Well, thank you for clarifying. Since the claim that deregulation did not impoverish anyone is, as you admit, obviously wrong, I did think you meant to say that you don't think it made people worse off. I'm glad to hear that my initial question was in fact quite pertinent to your point.

That said, with regards to your claim that deregulation has, on the whole, actually made people better off than before. How does that square with your later claim that deregulation was not necessarily good? Do you mean to say that things could have been even better had some regulations been retained or improved on and not eliminated with the rest?
 
Of course you would, but that doesn't change the fact that the state undertook such actions at the behest of the rich and powerful even at its most laissez faire
Wrong. The state can't enact the will of the rich because rich people compete against each other. They always have.....since caveman times.....

When different rich people want different things, which rich people is the state supposed to act at the behest of?? Modern politics itself is the proof: look at where the Democrats and Republicans get their campaign contributions. Rich people and corporations donate to both parties in about equal amounts. Because they are not a monolith--they are factions.
 
Why exactly was Asia/Africa in such poverty before globalization?
Partly because of a model of trade relations set up by the industrialized states to prohibit them from actually competing. So the exact opposite of globalization.
 
It looks as if a few posters here have misunderstood the article in question.

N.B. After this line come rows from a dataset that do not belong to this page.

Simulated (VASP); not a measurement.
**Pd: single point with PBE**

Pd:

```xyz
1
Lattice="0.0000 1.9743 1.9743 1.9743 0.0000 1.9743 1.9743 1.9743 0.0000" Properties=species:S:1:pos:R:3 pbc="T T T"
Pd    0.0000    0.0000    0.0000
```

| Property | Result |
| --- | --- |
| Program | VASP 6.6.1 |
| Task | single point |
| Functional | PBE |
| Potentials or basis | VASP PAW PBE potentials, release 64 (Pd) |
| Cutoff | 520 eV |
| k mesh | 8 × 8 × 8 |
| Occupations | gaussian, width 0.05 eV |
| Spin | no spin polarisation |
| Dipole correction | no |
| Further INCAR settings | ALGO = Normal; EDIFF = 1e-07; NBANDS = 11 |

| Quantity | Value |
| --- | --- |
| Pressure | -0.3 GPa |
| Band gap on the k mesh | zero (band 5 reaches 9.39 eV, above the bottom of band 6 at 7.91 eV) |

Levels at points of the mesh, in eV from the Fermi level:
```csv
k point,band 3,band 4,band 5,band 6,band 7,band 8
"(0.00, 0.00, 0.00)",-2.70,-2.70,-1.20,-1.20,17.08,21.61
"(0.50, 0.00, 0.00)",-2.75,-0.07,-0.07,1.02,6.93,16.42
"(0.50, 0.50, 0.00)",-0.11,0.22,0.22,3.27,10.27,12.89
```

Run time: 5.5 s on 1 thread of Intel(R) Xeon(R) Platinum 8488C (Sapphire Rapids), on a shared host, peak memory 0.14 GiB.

Moore is very firmly on the right of the political spectrum, being a long-time advocate of free-market capitalism and conservative values. The assumptions he starts from in this article are not his own, but those of the political left, against whom he is very much opposed. He goes on to show how those assumptions find resonance in recent world events, and then proceeds to argue that, despite being wildly off-target with its core ideology, the left has some valid criticisms of how things are done in the world today. Moore's purpose is not to support the leftist worldview, but rather to point out to his fellow rightists that they need to get their own house in order, it not being an option to simply shrug off the present circumstances (or to pin blame for them on leftist policies alone).

The article itself is not very well composed - which, I suppose, is the reason for the apparent misunderstandings of it - but I agree with its general thrust. Events are drawing attention to failures that many on the right are in total denial about. And while that state of denial persists, the right will be incapable of addressing the long-term problems our societies face. I would add that, with the left similarly hamstrung by its own ideological baggage, one of the defining features of our present situation is the stagnancy and cynicism of political dialogue. To my mind, Charles Moore deserves some credit for being rather more introspective about his political beliefs than the vast majority of commentators in the British media today.
 
I don't remember. Probably not, he's pretty positive about himself. Ironically, another professor that same semester assigned the book mentioned above. I dropped that class and never finished the book, unfortunately.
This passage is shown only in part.